Tuesday, November 21, 2017
The Three Essentials of Gaofeng Yuanmiao
When I first began to study Zen, I was very inspired by Philip Kapleau's book The Three Pillars of Zen. The three pillars that Kapleau and his teachers talk about are: great faith, great doubt and great determination. I have made them the core of my own practice and teaching ever since encountering them. I always loved that Zen practice appears to need all three qualities. Without faith, doubt and determination make for a grim practice. Without determination, faith and doubt keep see-sawing back and forth, and our practice endlessly circles around. And without doubt, faith and determination can turn us into cheerful proselytizers, without ever touching the deepest roots of this great mystery of being human. The quality of doubt especially seemed unique to Zen. Doubt is considered to be one of the hindrances in early Buddhist teachings and modern Insight practice. To value doubt, which has been so prevalent in my own life, seemed just right.

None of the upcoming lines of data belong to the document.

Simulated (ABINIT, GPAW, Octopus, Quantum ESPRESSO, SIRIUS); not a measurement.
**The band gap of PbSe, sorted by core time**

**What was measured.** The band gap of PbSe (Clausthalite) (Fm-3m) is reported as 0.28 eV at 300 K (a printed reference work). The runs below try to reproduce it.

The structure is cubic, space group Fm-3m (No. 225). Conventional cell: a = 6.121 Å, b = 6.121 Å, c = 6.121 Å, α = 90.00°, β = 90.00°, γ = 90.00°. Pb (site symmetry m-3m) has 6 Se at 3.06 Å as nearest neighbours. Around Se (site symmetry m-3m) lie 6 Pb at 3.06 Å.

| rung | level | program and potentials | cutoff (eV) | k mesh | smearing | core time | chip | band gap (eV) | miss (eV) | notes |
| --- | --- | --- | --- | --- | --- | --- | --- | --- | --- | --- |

Recently two Zen teacher friends recommended that I look into a book published in 1600 in China, which came to influence countless Zen practitioners in both China and Japan, and was a favorite of the 18th century Japanese Zen master Hakuin Ekaku. Jeffrey Broughton, a translator and scholar I have admired for other works, has brought his insight into the Chinese and Japanese languages to this book, The Chan Whip Anthology, originally written and collected by Yunqi Zhuhong, a Chinese Chan master. I was excited to discover that the three pillars of Zen are referred to in the Chan Whip as the three essentials, and that they were taught originally by Zhuhong's Dharma ancestor Gaofeng Yuanmiao, who lived in the 13th century.
Broughton translates the original Chinese characters for the three essentials as "great confidence," "determination of great fury," and "the sensation of great indecision-and-apprehension." Great confidence feels more accurate to me than great faith. To have great confidence in this path of Zen is to know that you have come home, and that, no matter what happens, you will continue to align with this feeling of being in the tradition that feels so right. And rather than simply talking about great determination, Broughton adds this feeling of fury -- a fire in the mind, heart and belly that keeps burning. And then there is indecision-and-apprehension, a feeling that is hard to explain in English, but that is familiar to anyone who has practiced the way of Zen seriously. We have a sense of things not being right,
similar to but not exactly a feeling of anxiety.
It's easy to value confidence, but this new translation helps me also value anger and fear, which transform, through the alchemy of Zen practice, into passion and not-knowing. Broughton's choice of English words for these three essentials also helps us to find the practice in our bodies, not just through the vehicle of thinking. And that, happily, returns us to the basics of Zen practice: sitting upright and unmoving, present to everything that arises.